Bookmark and Share

Notice: On April 23, 2014, Statalist moved from an email list to a forum, based at statalist.org.


[Date Prev][Date Next][Thread Prev][Thread Next][Date Index][Thread Index]

Re: st: Artificial censoring in survival analysis


From   Steven Samuels <[email protected]>
To   [email protected]
Subject   Re: st: Artificial censoring in survival analysis
Date   Fri, 5 Aug 2011 17:46:31 -0400

--

Thanks for your detailed answer.  This looks like an excellent data set.  I suggest that you use all the observations that you have and censor everyone the first year they leave unemployment or 2006 for those who never became employed.  There is no advantage that I can see in ending observation after 24 months for everybody. On the contrary, there is a loss of information. 


Steve


On Aug 5, 2011, at 3:29 PM, Melaku Fekadu wrote:

Steven,


Thanks for taking your time and answering me. Here are some detail
about my data.


What kind of study generated the data. A prospective cohort?.  A
cross-section with retrospective recall?


It is a panel administrative data.


• Was the study a complex sample, so that there are weights and
clusters (PSUs)?


It has no weight.


• What is the purpose of YOUR analysis?


I am analyzing determinants of reemployment of unemployed individuals.


• What was the larger data set, if any, from which you took your
specific data.  What criteria did you use for inclusions?

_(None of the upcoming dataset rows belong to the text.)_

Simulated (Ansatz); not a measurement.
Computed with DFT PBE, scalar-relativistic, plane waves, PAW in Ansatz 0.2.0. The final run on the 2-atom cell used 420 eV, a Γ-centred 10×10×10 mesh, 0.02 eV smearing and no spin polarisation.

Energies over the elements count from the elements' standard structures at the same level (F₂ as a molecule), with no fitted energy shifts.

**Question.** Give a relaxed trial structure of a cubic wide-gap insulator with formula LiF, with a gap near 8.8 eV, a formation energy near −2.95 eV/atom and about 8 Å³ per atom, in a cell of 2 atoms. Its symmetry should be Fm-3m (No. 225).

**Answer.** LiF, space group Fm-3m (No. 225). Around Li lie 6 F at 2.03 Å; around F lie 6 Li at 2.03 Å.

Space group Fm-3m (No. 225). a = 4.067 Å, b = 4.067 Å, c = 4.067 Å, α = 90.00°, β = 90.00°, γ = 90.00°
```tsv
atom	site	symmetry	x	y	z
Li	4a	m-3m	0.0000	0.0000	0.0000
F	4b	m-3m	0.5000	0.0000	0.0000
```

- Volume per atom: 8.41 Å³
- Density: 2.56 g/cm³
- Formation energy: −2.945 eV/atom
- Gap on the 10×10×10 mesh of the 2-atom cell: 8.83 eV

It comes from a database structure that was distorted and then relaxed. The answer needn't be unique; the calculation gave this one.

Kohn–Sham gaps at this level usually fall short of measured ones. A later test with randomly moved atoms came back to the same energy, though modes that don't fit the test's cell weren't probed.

I have data on one age cohort - those who were born in 1977 and were
unemployed in 1995 (at age 18). I have their monthly employment data
from 1995 to 2006, that is from age 18 to 29. Some were studying in
college during these years and some were not. For those who did not go
to college, I use for employment data from January 1995 for the
analysis. But for those who went to college I use their employment
data from the month of their college completion. The date of college
completion could be different for different individuals. This makes
the date of entry to analysis different for all individuals. This also
makes different the length of observation period for all individuals;
some have longer period of observation and some have less. Remember
that my data is restricted to 1995 to 2006. To overcome this problem I
decided to censor all at a given length of observation, say 24 months.
Because those who went to college are "too young" to experience entry
to employment compared to those who went to look for work directly.


• What is month "1"?   a calendar month, a month of an interview?  The
first month of unemployment?


Month "1" is the first month of unemployment. Month "1" could be
different for each observation.


• Did unemployment start before month "1" for everybody or some
people?  After month 1?


Month "1" is the start of unemployment for all. Some have just
finished school, some have just departed from an earlier job and start
looking for work starting from month "1".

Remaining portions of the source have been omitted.